Like everyone else who walks in crosswalks, rides a bicycle, a motorcycle, or drives a car, I would of course like other drivers to value my life and safety as much as I do, but arguing with them in the heat of the moment seemed ineffective, and potentially dangerous. 

Over the next decade or so, our access to opinions multiplied exponentially: We all got smartphones, and signed up for social media accounts, and we could find infinite situations where we could disagree with someone. If I wanted to, I could, first thing in the morning, grab my phone from a bedside table, unlock it, open Twitter or Facebook or Instagram or some other app, and within seconds, I can find someone who is wrong about something. And, thanks to the miracle of technology, I can correct them on a small point, or their entire worldview! I can then repeat this process throughout the day, or for the entire day, fighting the good fight. 

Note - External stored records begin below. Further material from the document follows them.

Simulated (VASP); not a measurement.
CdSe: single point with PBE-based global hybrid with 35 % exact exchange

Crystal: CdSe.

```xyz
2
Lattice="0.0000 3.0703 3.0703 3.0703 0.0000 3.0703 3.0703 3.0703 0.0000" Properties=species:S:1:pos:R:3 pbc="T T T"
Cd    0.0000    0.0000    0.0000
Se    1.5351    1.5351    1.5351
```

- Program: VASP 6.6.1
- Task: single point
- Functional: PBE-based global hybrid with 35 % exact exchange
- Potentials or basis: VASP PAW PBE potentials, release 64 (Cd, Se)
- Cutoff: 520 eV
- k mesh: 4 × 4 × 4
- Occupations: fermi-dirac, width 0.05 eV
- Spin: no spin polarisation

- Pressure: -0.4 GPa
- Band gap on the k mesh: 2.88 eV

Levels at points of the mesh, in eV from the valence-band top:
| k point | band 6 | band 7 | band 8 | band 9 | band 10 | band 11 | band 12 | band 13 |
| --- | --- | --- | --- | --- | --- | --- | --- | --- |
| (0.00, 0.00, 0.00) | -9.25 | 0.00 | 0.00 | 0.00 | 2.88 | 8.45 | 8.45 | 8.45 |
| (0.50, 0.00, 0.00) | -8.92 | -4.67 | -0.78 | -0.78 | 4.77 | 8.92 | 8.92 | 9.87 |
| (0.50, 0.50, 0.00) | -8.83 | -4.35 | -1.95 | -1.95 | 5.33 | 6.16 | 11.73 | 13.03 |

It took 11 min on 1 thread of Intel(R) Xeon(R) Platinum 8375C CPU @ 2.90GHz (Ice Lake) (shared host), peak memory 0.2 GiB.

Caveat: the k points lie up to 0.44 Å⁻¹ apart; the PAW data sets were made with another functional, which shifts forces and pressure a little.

Battling to prove to someone else that I am right takes a tremendous amount of energy. I can’t even reply to someone’s snarky comment on one of my Instagram posts in less than an hour, and even then, the best case is that they never reply, and the worst case they do reply, and I have to reply again. I have realized the futility of this activity and 99.9% of the time do not engage with negative comments—because although writing books and drawing illustrations is certainly not the most lucrative way to spend one’s time, it pays much more than “correcting” some stranger’s hot take. If I’m going to waste my time, I can think of about a hundred other ways to waste it. 

I have had a precious few conversations with Jimmy Funkhouser, the founder and owner of Feral, and one thing he said to me about five years ago has been stuck in my head ever since. We were standing in the store’s original location in Denver’s Berkeley neighborhood, and he told me a quick story about a friend. I forget the exact specifics now, but the friend had some drama between them and someone else, and Jimmy said to the friend, 

“If you try to be right instead of being kind, you will be remembered as neither.”